But AWS EMR work with AWS data stores only and I really doubt if it can be integrated with other storage options.
- Azure HD Insight : Azure HD Insight uses HDP (Hortondataworks Platform) distribution which is designed for Azure Cloud. Enterprise Architects can use C#, JAVA and .NET to create configure, monitor and submit Hadoop jobs.
- Google Cloud Dataproc: has built in integration with Google Cloud Services like BigQuery and Big Table along with Dataproc. Unlike other vendors Google bills you in minutes.
You know what is common between TCP/IP and Hadoop ? They both were created not keeping security in mind. And you know what is the other common thing between them, they both have become extremely important and ubiquitous entities.
The very fact which we rejoice about, of having massive amount of data created by various datasources like sensors, mobile devices etc have given hackers multiple point of entries in to an organization. Think about it it’s not just servers exposed to the internet which can be hacked, anything and everything which connects to your intranet has potential source of security breach.

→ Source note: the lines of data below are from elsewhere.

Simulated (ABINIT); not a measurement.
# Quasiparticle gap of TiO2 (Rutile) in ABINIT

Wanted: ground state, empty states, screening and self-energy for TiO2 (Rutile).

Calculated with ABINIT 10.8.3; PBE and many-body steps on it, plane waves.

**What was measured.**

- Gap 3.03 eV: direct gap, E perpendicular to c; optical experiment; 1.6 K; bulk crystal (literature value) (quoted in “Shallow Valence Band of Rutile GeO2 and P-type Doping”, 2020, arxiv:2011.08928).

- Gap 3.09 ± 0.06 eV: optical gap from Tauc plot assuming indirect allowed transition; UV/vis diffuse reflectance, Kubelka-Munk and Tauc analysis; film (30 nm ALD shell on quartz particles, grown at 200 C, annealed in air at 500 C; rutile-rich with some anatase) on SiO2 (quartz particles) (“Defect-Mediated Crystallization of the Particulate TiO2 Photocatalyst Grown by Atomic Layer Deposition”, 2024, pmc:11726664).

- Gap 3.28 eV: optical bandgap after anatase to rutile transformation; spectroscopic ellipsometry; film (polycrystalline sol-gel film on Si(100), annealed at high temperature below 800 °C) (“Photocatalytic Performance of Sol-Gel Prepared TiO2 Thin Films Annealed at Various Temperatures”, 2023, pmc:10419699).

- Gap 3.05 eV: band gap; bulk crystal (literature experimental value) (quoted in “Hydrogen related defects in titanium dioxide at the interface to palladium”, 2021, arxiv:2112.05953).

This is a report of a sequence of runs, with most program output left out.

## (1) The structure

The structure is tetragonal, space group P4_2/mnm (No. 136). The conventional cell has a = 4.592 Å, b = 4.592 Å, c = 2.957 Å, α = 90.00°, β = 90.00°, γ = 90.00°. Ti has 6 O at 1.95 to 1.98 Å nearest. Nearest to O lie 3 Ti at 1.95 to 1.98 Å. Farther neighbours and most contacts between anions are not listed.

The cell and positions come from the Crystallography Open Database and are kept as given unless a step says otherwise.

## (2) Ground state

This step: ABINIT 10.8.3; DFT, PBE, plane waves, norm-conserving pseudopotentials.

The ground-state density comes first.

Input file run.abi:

Hadoop characteristics such as distributed computing, Fragmented data, access to data and node to node communication presents a great challenge for the developers to prevent any security breach. The biggest issue with Hadoop security is that it’s not a single technology, but it’s an entire ecosystem of technology, Hive, HBase Oozie etc.
it’s important to understand the threat categories before creating a security strategy which can be :
- Unauthorized access/Masquerade
- Insider Threat
- Denial of Service
- Threats to Data
According to Forrester, developer must consider 6 security properties:
- Confidentiality – make data only available to people who really need it
- Integrity – Data changed in appropriate way and the way it’s authorized to change
- Availability : Data is available only from applications which are allowed to make them available
- Authentication : A person’s identity is established before access is granted.
- Authorization : People are explicitly allow or not allowed to access the application
- Nonrepudiation : Person cannot perform an action and later denied performing the action
In addition it’s important to understand that Hadoop architecture which comprises of
There is a lot which also depend on operating environment of Hadoop. It can one of the following
As I have highlighted earlier deploying Hadoop as a Service take care of most of these concerns and then you really focus on actionable insights and making great apps for your business.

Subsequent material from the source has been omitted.